How does the Swap Facility of the People’s Bank of China work? (Swap 101)
How does the Swap Facility of the People’s Bank of China work? (Swap 101)
Two news channels announced that the PBOC has begun offering a new swap facility to companies. [Bloomberg] Beijing’s liquidity support for the stock market will come in the form of a 500 billion yuan swap facility, central bank governor Pan Gongsheng said Tuesday at a briefing in Beijing.1 [Yahoo] The People's Bank of China (PBOC) plans to set up a swap facility that would give non-bank financial institutions access to at least 500 billion yuan (US$71 billion) in funding to buy shares, in a surprise move aimed at stabilising the stock market.2
Aim:
The People’s Bank of China provides liquidity to companies to support the stock market. Could you explain how the central bank would carry out this operation? I am trying to describe this operation using the T-balance sheet approach.
Actors:
We have 3 actors in this operation:
CB: Central Bank
Bank
Company
Actions:
First Phase:
The first phase involves swapping eligible assets from the private sector with the central bank’s holdings. The central bank’s holdings include government securities and central bank bills.

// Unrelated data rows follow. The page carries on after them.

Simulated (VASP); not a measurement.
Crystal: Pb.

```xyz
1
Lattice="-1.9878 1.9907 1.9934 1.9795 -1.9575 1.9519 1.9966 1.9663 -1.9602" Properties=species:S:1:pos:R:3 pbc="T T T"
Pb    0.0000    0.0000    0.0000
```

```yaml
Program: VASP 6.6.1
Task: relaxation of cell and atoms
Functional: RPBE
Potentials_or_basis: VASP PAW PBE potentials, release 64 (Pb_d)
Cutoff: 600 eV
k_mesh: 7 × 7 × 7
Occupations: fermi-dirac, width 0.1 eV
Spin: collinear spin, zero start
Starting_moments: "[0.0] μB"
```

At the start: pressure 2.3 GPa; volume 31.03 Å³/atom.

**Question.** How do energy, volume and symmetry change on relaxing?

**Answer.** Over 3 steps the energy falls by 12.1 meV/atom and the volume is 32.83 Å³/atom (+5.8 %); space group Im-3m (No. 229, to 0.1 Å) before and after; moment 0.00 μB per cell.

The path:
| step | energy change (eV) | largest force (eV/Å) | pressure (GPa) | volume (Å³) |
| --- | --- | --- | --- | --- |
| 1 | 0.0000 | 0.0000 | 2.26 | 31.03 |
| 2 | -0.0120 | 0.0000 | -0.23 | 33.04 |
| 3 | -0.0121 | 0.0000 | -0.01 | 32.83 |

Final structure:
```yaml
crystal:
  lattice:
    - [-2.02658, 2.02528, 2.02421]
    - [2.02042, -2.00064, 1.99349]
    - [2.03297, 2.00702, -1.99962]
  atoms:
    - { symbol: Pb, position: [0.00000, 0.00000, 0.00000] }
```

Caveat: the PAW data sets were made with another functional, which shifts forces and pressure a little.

Eligible securities firms, funds and insurance companies will be allowed to use their holdings of bonds, stock ETFs, CSI 300 constituent stocks and other assets as collateral to obtain high-liquid assets such as government bonds and central bank bills from the PBOC.
Second Phase:
The second phase companies used these government securities as the collateral for borrowing liquidity from Central Bank. The bank intermediates this transaction creating the deposits in company’s account.
The swap for more liquid assets “will significantly increase institutions’ ability to acquire funds and buy stocks.
Third Phase:
Company can invest in the stock market with its deposits.
Third Phase Balance Sheet’s Appearance:
The company swapped its stocks for government securities, received liquidity in the second phase, and then used this liquidity to buy stocks in the third phase.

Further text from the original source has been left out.